As the movement for a broader struggle spread, the unions called a limited two-day statewide strike on February 22-23 with the aim of letting off steam as they carried out discussions with Justice and state Democrats.
At this point, the pseudo-left scrambled into action. On February 22, the ISO wrote its first article on the teachers’ struggle. Jacobin did not comment until February 27, the day that the unions announced their first agreement with Justice to end the strike (which was rejected by teachers). (By contrast, the WSWS wrote 18 articles on the West Virginia teachers’ fight between February 1 and 26.) The pseudo-left realized they had a rebellion on their hands and that the trade unions needed “left” cover to shut down the strike.
In its February 27 article, the ISO credited union leaders for leading massive demonstrations the week before. The ISO claimed it was the union leadership’s decision “to continue the walkouts” and praised the fact that “union leaders are bargaining for a 5 percent increase over the next five years, amounting to almost $10,000 in raises.” The ISO lied by asserting the union wants “a permanent funding source for all PEIA-related concerns,” a claim that was exposed that day when the unions proposed a deal to end the strike that included nothing of the sort.
Jacobin’s first article, “Saving West Virginia,” also on February 27, noted with shock the extent of the teachers’ rebellion and concluded by praising “some Democratic politicians representing an emerging left-populist current within the electorate.” Jacobin urged workers to turn their frustration into votes for Democratic candidates: “It remains to be seen whether the teachers’ and public employees’ struggle, as a grassroots movement, will sustain itself beyond the strike to take political power in 2018 and beyond.”
When the unions announced a deal on the evening of February 27, it encountered immediate opposition from teachers. Jacobin and the ISO, however, rushed to proclaim victory. Jacobin and the DSA posted on Facebook that “strikes get the goods,” sharing a picture praising Governor Justice’s initial back-to-work order and empty promise for a five percent wage increase for teachers, a three percent increase for state employees, and a “cooling off day.”
Jacobin and the ISO responded to this rebellion against the unions by working to rebuild their authority. On March 3, Jacobin wrote that the “strike is actively making the teachers unions more democratic.” Incredibly, it tried to claim that the lack of PEIA funding in the union-backed deal was “not necessarily a bad thing” because “there is an election between now and 2019… If the deal passes the Senate, it will be up to the rank and file to organize for November and ensure that the 2019 legislature is more receptive to working-class demands.”
In other words—vote for the Democratic Party.
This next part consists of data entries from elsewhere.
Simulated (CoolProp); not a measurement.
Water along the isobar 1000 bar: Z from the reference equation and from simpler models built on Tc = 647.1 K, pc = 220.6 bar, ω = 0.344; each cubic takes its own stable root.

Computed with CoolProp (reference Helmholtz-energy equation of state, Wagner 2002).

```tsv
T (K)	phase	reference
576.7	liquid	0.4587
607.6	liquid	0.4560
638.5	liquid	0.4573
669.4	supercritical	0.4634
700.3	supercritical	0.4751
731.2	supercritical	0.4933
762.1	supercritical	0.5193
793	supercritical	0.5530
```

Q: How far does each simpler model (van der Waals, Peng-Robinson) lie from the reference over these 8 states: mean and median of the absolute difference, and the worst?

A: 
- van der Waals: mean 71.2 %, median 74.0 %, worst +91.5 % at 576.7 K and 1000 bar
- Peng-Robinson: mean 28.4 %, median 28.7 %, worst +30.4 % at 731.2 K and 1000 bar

The ISO advanced a parallel argument in its March 5 article, “Inside the West Virginia teachers’ rebellion,” doing its part to repair the battered authority of the Democrats and unions. The ISO explained that “union officials and some Democratic Party politicians have played important—albeit contradictory—roles” in the strike. Both Jacobin and the ISO lavished praise on Democratic state senator Richard Ojeda, whose pro-war, anti-immigrant, pro-Trump bona fides the WSWS detailed here.
In reality, there is nothing contradictory about the role played by the West Virginia Democrats or teachers unions, which have sought to bring the strike to an end since its initiation. The Democrats, who have controlled the state for much of the past four decades with the support of the unions, are to blame for underfunding PEIA and keeping teachers’ wages among the lowest in the country. But according to the ISO, “the relationship between union officials and the rank-and-file is strained but far from broken. Most teachers continue to believe that the union officials are on their side.”
Having sought to channel opposition into the trade unions and the Democratic Party, the ISO and Jacobin were then called into action by the March 5 announcement of a deal. Neither organization raised any opposition to the fact that teachers had no opportunity to see the contract—let alone vote on it—before it was rammed through the legislature and signed by the governor. Jacobin tried to sell the deal by citing a Jacobin correspondent and union organizer who said, “I’m excited, I’m thrilled, I feel like my life won’t ever be the same again…and what a lot of people have already forgotten is how much we have already won.”
This comment is revealing—while the union is thrilled, the teachers are discontented—they have “already forgotten” that their betrayal is really a “victory.” The Jacobin article alludes to opposition among teachers. Jacobin’s Eric Blanc says, “Confusion arose” about whether paltry raises would be tied to social spending cuts. One of those interviewed cites “rumors” about this, but Blanc tells teachers and impoverished workers not to worry—“the bill itself is not tied to any such cuts.” An interviewee adds, “That will happen after we go back to school.”
As for the lack of any protection for PEIA, a union bureaucrat tells Jacobin that “people are still very skeptical,” encouraging teachers to calm down because the task force workers rejected the first time “is required to meet by March 15” and “there are going to be literally thousands of eyes watching everything they do.”
The ISO also tried to sell the deal, writing in Socialist Worker on March 7 that the deal was a “resounding victory on wages,” despite the fact that the one-time, five percent wage increase will be gobbled up by increases to healthcare costs. The ISO said the strike’s success stemmed from the fact that it forced the billionaire Governor Justice (the richest man in the state) to “realize which side he needed to be on.” The ISO urged teachers “to unite with other workers to stop the politicians from slashing budgets for social programs”—the very programs that will be slashed as a result of what they claim is a “resounding victory”!
The role played by the ISO and Jacobin over the course of the strike shows the class character of these organizations. The teachers’ rebellion shows that the working class is increasingly coming into conflict with the official institutions, including the Democratic Party, the trade unions, and the state. But at precisely this moment, the ISO and Jacobin come to the unions’ and Democratic Party’s defense, portraying them as heroes of a “victory” that in reality is a defeat.
These organizations have nothing to do with the struggles of the working class. They were taken by surprise at the resolve of teachers, and only when the strike got out of control did they descend on West Virginia to sound the death knell and explain to teachers why they should go back to work. They praised two sellout deals and encouraged workers to transform their anger into votes for Democratic candidates in 2018.
The ISO and Jacobin have nothing to do with socialism or even with left-wing politics. They are fighting to defend the status quo and to advance the interests of a privileged section of the wealthiest 10 percent of American society, which sees the trade unions as a necessary bulwark against the growth of social opposition.